Friday, October 29, 2010

Happie Burthdae meestuh Fraai

This past Tuesday I turned 23. Everybody who grew up watching MTV in the 90's knows the song What's My Age Again by Blink-182. I couldn't count the dozens upon dozens of times I've listened to that song. Back when I was 13, listening to that CD (Enema of the State) and marveling at the ingenious lyrical turns of phrase contained therein, I always came back to a few choice lyrics which I found especially poignant as a teenager in braces just beginning to shape his own independent musical tastes. One of those was, "And that's about the time she walked away from me / Nobody likes you when you're 23."

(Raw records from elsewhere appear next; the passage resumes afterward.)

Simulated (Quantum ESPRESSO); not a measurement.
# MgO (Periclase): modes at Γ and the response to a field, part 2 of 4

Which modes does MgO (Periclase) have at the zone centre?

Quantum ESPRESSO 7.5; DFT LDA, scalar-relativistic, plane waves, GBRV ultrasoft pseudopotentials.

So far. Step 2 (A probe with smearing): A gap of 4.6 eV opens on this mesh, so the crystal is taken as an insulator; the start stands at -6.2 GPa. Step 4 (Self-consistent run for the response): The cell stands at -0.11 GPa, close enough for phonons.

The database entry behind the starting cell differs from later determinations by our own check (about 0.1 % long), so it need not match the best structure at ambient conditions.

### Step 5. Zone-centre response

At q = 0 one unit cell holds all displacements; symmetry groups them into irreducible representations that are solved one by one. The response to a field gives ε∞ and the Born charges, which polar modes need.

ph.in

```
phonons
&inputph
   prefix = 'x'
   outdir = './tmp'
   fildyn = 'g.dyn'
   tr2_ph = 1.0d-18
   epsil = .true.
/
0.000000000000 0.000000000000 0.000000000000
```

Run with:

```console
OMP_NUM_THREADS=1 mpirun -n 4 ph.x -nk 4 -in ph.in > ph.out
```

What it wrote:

I always came back to those two lines in particular, thinking they were some sort of dire yet incomprehensible warning from the future; a message from an artist with a decade's more life under his belt than myself, already weary and jaded with life for reasons unknown; the Ancient Mariner relating his tale to the poor, clueless wedding guest. "But why? WHY doesn't anybody like you when you're 23?" I thought. Over the intervening ten years I've come back to that song from time to time to reconsider it, always drawing a blank. The answer, I eventually surmised, was something you had to experience for yourself. Something you can't read in a book or learn from your friends. A truth which has to be experienced first hand rather than vicariously.

So it was a bit surreal Monday night to finally be on the verge of 23, an age which has always had a bit of a strange and mystical sense of destiny around it. Before coming to Hamburg I thought that I had keyed in on the answer. Sitting in my bedroom the night before takeoff, frantically packing and planning and saying goodbye to everything I know and love, the lyric took on a new truth. Here I was, a recent college graduate, about to leave all of my friends and family behind and depart for strange new lands. All of a sudden it seemed that Mark Hoppus' words weren't just meaningless lyrics. "Twenty-three" wasn't a random age or a throw-away filler to complete a rhyme. I was just under two months away from my birthday and about to leave everyone behind for a whole year, the song had truth to it after all. "So," I thought, "it's actually true then. I guess that nobody likes you when you're twenty-three and an anonymous foreigner in a big city."

That little thought, of course, faded pretty quickly when I actually came here. Even before I stepped into the airport and began my journey. Upon arrival in Germany I instantly had a very supportive and friendly group of people to help me out. All of the teachers at my school have just been fantastic and very friendly, Gesche, Manfred and Jakob were wonderful company and very supportive during my first weeks in the city, and I've really been enjoying the company of my fellow Fulbrighters and the other teaching assistants. So it appears that Blink-182 was wrong after all, people do in fact like you when you're 23. I'm very thankful for all of the people I've met in Hamburg so far, all of my friends back home who sent me birthday messages, and that I got to celebrate my birthday in such a fantastic and unique city.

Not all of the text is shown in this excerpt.